‘The Masked Singer’s Dragon on Competing Now: ‘Everything Felt Right’
[Warning: The below contains MAJOR spoilers for the Season 4 premiere of The Masked Singer.]
A few things are different for The Masked Singer Season 4, but one thing that hasn’t changed is the unmasking of a celebrity at the end of each episode. And for one of Group A’s contestants, the fire was extinguished in the premiere.
While Sun, Popcorn, Giraffe, and Snow Owls are advancing to the Group A Playoffs, Dragon, after performing LL Cool J’s “Mama Said Knock You Out,” was unmasked as multi-platinum rapper Busta Rhymes.
While he had watched the show before, this was the first time he was approached to be a contestant. “This was the right situation, the way everything was worked out. They were beyond accommodating and it was just wonderful,” Rhymes tells TV Insider. “The whole production, the staff, everything was just a really well put together organized situation, so, professionally, it was phenomenal as an experience, and personally, it was phenomenal as an experience.”
Not only did he like the timing, but he respected the way he was approached, too. “The opportunity was presented to me by my management and my agent, so it came through the proper business protocol and everything about it was handled in the most incredible way professionally,” he explains. “When things are presented in that way, it’s just a confirmation of how serious not only the opportunity is but the people you are dealing with are concerning how they handle business and how they go about doing things. Everything felt right.”
What was also very right was the costume. He has the 2012 studio album, Year of the Dragon, as well as a couple mixtapes with it in the title, but he’s also been representing the dragon throughout his career. “It’s just a part of what I’ve always done and who I’ve always been or tried to share symbolically and metaphorically what it is that I embody as an energy, and the dragon is the best representation of that,” he says.
That, too, goes back — to his childhood, with the artwork of his father’s Bob Marley and the Wailers album Confrontation. His father also took him to see Enter the Dragon with Bruce Lee in the theater. “The way he was watching Bruce Lee as a showman in the movies and his strength and his resilience and his focus and his sense of humor and his ability to whoop everybody’s ass,” Rhymes says. “He was one of my first superheroes. I try to exemplify that energy from how I perform traditionally. [From my concerts] to visuals when I’m doing my videos, when I’m performing my recordings, I always try to be consistent with giving people that same combined formula of showmanship, intense energy, passion, conviction, [and] focus.
“I feel like all of that is the embodiment of the dragon, and just representing that throughout my entire life, from just being a fan of that from childbirth to now, becoming an artist and being in the space where people have grown to know and love that side of who I am, I don’t try to fix anything that isn’t broken, so representing that has always worked beautifully for me. Why stop now?”

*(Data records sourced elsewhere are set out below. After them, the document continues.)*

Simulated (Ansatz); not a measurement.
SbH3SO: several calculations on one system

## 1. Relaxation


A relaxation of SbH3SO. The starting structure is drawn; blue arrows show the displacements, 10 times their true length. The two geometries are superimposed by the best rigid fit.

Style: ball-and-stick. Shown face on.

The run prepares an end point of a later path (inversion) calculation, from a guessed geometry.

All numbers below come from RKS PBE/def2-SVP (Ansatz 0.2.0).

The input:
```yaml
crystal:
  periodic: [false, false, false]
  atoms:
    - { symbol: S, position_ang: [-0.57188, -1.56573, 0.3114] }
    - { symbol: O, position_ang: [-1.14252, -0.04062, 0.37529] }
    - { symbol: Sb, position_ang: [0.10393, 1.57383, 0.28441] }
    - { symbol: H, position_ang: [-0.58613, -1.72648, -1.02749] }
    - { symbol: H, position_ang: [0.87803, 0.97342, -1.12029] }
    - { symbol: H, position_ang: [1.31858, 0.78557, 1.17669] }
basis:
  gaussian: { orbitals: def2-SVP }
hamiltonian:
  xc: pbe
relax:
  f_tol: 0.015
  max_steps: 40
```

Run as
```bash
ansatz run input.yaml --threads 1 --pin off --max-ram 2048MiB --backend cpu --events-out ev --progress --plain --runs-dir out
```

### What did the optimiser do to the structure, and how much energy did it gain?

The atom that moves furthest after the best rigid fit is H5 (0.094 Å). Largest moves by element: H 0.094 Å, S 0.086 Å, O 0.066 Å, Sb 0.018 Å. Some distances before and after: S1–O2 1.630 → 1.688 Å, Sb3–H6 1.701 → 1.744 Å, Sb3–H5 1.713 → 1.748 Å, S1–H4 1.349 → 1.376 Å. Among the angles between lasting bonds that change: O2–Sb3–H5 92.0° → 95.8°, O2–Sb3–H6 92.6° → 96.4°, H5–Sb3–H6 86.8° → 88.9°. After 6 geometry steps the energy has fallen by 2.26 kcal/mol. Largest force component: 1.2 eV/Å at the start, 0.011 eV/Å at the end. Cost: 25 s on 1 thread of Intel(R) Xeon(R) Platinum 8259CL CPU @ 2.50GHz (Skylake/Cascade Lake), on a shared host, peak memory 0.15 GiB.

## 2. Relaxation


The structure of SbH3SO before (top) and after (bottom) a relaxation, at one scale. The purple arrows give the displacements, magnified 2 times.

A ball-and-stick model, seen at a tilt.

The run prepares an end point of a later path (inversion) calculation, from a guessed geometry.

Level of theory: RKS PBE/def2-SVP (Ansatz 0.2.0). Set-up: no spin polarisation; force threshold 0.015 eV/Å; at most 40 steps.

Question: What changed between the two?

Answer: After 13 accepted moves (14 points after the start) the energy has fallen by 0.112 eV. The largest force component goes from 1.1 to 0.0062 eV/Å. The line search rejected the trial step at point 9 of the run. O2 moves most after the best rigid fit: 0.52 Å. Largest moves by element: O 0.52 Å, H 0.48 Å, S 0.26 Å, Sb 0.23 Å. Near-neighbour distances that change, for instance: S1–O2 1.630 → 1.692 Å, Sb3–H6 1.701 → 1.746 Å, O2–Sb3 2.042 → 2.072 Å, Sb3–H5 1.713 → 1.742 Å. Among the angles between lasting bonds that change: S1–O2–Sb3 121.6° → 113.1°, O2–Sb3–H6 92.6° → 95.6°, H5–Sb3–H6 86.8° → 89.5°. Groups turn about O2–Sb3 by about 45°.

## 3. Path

While panelists Jenny McCarthy and Ken Jeong’s guesses were wrong (DMX and Michael Phelps, respectively), Robin Thicke and Nicole Scherzinger’s were right, and that didn’t surprise the rapper, given his history with both. “I figured they would be more likely to know because I did records with the both of them, and I’ve had strong friendships with both of them for years,” he says. “They would know what I sound like better than anyone else because of our friendship and we worked together.”
Rhymes has a new album coming out soon he calls an “11-year work in progress” that he thinks could be his “best body of work.” “It just feels like the stars are aligned,” he says. “I trusted that process [to know when the timing was right] more so than ever.” And speaking of music, he wouldn’t reveal any other songs he had in mind to perform on The Masked Singer. “I hope the opportunity comes around to do it again because I learned some lessons from this last experience on how to disguise better, how to make it a little more challenging for people to figure out,” he says.